Exhibitions, Correggio e Parmigianino. Arte a Parma nel Cinquecento



Art in Parma in the 16th Century), curated by David Ekserdjian

The Scuderie del Quirinale is to host an exhibition, Correggio e Parmigianino. Arte a Parma nel Cinquecento (Correggio and Parmigianino. Art in Parma in the 16th Century) seeking to introduce its visitors to the fabulous art of Parma in the first half of the 16th century, proving that the great art of the Italian Renaissance was not limited solely to the three main centres of Florence, Venice and Rome.

This golden age in Parma was primarily a product of the genius of its unquestioned protagonists Correggio (1489–1534) and Parmigianino (1503–40). From the artistic output of Correggio, who travelled to Parma at the height of his career and stayed there for the rest of his life, the exhibition will be hosting not only a selection of masterpieces that illustrate his ability to convey an astonishing range of emotion and sentiment in religious paintings, but also some of his celebrated mythological paintings which were to have such a huge influence on later artists.
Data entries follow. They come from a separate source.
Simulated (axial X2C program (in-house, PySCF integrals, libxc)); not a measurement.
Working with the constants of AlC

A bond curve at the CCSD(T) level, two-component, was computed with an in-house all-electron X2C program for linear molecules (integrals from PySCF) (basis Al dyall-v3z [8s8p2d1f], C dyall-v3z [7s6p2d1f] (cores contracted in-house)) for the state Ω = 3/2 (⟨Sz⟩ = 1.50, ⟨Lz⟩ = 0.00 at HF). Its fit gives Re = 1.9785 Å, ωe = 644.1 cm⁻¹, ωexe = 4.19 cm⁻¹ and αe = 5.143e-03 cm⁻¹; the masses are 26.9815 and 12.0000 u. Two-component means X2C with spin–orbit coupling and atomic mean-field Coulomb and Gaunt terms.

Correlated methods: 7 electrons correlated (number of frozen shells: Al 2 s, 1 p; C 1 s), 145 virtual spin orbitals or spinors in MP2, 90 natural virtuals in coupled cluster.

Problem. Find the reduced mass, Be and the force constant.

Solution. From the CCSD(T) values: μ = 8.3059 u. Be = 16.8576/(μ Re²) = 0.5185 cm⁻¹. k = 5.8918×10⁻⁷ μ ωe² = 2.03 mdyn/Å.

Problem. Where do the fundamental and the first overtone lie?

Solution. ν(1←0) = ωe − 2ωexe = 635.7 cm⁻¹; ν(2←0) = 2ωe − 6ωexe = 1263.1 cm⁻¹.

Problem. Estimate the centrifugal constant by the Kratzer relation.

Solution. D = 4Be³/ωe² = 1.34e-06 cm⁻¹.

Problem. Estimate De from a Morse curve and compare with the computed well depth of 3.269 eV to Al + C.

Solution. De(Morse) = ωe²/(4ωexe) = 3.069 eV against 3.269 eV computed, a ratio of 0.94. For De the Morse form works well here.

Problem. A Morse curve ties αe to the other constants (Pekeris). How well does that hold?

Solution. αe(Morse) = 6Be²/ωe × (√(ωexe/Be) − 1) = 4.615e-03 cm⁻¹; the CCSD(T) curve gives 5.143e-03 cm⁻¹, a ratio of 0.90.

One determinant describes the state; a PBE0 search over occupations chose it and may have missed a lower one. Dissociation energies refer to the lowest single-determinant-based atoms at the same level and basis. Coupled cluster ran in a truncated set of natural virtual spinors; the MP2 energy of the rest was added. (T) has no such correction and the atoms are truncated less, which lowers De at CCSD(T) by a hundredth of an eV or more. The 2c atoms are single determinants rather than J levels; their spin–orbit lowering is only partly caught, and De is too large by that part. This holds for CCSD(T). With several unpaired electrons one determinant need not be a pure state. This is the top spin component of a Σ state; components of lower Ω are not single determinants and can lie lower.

In the case of Parmigianino, who worked in Rome and in Bologna, the exhibition will not only be hosting a selection of his religious and mythological paintings but will also be highlighting his spectacular achievements in the field of portraiture.

In addition to their paintings, a selection of the two masters' graphic work will serve to point up the their radically different attitude to drawing, Correggio's basically functional approach contrasting with the incomparably richer and more varied output of Parmigianino, whom one might almost call a compulsive draughtsman.

In addition to these two great masters, whose work will of course comprise the meat of the exhibition, we will also be showing paintings and drawings by four other artists of the so-called School of Parma – Michelangelo Anselmi, Francesco Maria Rondani, Girolamo Mazzola Bedoli and Giorgio Gandini del Grano – who, while perhaps less well-known, were nevertheless equally talented, their work bearing out the contention that one of the most remarkable effects of Correggio's and Parmigianino's presence in Parma was precisely the emergence of a circle of pupils and followers. This section will also contain numerous little-known works that are virtually impossible to see because they are either in private collections or have never been displayed in public before now.

The exhibition is to be curated by Professor David Ekserdjian, who has devoted the last thirty-five years of his life to studying the School of Parma, producing numerous publications of merit in the process, including monographs on Correggio (1997) and Parmigianino (2006), both of which are widely acknowledged to have made a crucial contribution to the study of Italian art in the 16th Century.